Bitcoin Custody Expands as US Bancorp Relaunches Service

- US Bancorp reenters Bitcoin custody, marking Wall Street’s deeper move into crypto.
- Bitcoin ETFs fuel rising demand as custody shifts from niche role to core finance.
- Control of custody may determine which banks lead the next phase of digital assets.
US Bancorp has returned to the digital asset sector with the relaunch of its custody service. The move reflects a broader shift in how major financial institutions handle Bitcoin. A niche business once led by crypto-native firms is now becoming part of systemic financial infrastructure. Custody has become the entry point for Wall Street’s digital asset ambitions.

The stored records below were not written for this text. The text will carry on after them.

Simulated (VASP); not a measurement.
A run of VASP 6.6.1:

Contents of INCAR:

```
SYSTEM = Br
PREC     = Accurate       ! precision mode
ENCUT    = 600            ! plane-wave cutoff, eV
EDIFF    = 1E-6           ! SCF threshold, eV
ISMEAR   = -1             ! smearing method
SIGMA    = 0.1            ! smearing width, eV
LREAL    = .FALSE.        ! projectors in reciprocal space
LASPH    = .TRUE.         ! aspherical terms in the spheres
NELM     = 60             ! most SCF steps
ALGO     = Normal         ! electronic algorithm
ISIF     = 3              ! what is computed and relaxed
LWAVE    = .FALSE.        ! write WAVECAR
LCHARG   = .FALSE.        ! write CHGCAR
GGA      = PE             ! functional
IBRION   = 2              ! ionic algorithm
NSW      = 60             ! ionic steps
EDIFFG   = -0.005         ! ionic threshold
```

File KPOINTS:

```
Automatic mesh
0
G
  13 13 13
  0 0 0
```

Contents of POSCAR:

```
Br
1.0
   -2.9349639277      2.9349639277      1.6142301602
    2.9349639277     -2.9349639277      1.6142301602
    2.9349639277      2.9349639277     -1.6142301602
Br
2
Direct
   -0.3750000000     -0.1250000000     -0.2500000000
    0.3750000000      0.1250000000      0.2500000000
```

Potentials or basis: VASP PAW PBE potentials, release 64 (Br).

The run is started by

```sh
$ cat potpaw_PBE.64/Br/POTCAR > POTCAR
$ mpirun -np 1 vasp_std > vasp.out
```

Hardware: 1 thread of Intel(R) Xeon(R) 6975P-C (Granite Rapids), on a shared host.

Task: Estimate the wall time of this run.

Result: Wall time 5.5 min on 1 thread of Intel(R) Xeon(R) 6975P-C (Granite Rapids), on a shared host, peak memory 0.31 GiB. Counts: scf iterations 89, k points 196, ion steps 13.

The Minneapolis-based bank, the fifth-largest in the United States, will focus initially on Bitcoin custody services for institutional investment funds and ETF issuers. The expansion to other tokens could be considered further down the road, pending risk and compliance reviews. The bank paused its earlier attempt in 2022 after the SEC sent guidance increasing capital costs.
Regulatory Shift Sparks Bitcoin Custody Revival
The rule obligated banks to record digital assets directly on their balance sheets. It made custody too capital-intensive and forced lenders to exit. Earlier this year, the rule was repealed under President Donald Trump’s administration. The rollback reopened the market and cleared the path for traditional lenders to rejoin the race.
Stephen Philipson, who leads US Bancorp’s institutional division, said the relaunch is a matter of execution. He explained that the bank had built the playbook during its first launch in 2021. Demand had grown since then, particularly as institutional products tied to Bitcoin expanded.
The launch of Bitcoin exchange-traded funds in 2024 has shifted the market. Several asset managers have launched spot Bitcoin ETFs, with BlackRock’s iShares Bitcoin Trust emerging as the biggest at over $80 billion. These funds require secure custodians to store their assets. The need for scale and reliability has pulled large banks back into the sector.
Coinbase has so far led the crypto ETF custody space, providing services to over 80% of issuers. But banks see an opportunity to take market share. Custody is a predictable service, grounded in balance sheet strength and compliance. Institutions view it as a natural extension of their existing role.
Bitcoin Custody Becomes Wall Street’s New Financial Backbone
BNY Mellon was the first U.S. bank to enter custody service in 2022. It offered storage for Bitcoin and Ethereum to selected clients. Citigroup is evaluating similar services. In July, Deutsche Bank announced plans to launch its own digital asset custody platform by 2026, in partnership with Austria’s Bitpanda. The market is consolidating quickly.
Bitcoin is no longer limited to crypto-native companies and exchanges. Custody determines who controls access to the asset class. Whoever dominates custody would shape the competitive order of the next phase of financial markets.
Custody platforms are a foundation for wealth management, institutional lending, and consumer payments. Banks see the service as an entry point to broader digital strategies. Once infrastructure is in place, additional services could be layered on top. Bitcoin is the wedge through which those services are being built.
Related: SEC, CFTC Unite to Allow Spot Crypto Trading on U.S. Platforms
US Bancorp’s reentry signals normalization, with custody shifting from speculation to a back-office function increasingly demanded by clients. This shift shows how far Bitcoin has traveled from its early outsider status. As institutions compete to secure billions in ETF assets, the story is less about price and more about infrastructure.
Custody may determine the balance of power in digital finance. The race between banks and crypto-native companies is picking up steam. For now, Bitcoin is still the test case. Custody is set to become a pillar of the financial system, and whoever controls it will determine the structure of Wall Street’s digital future.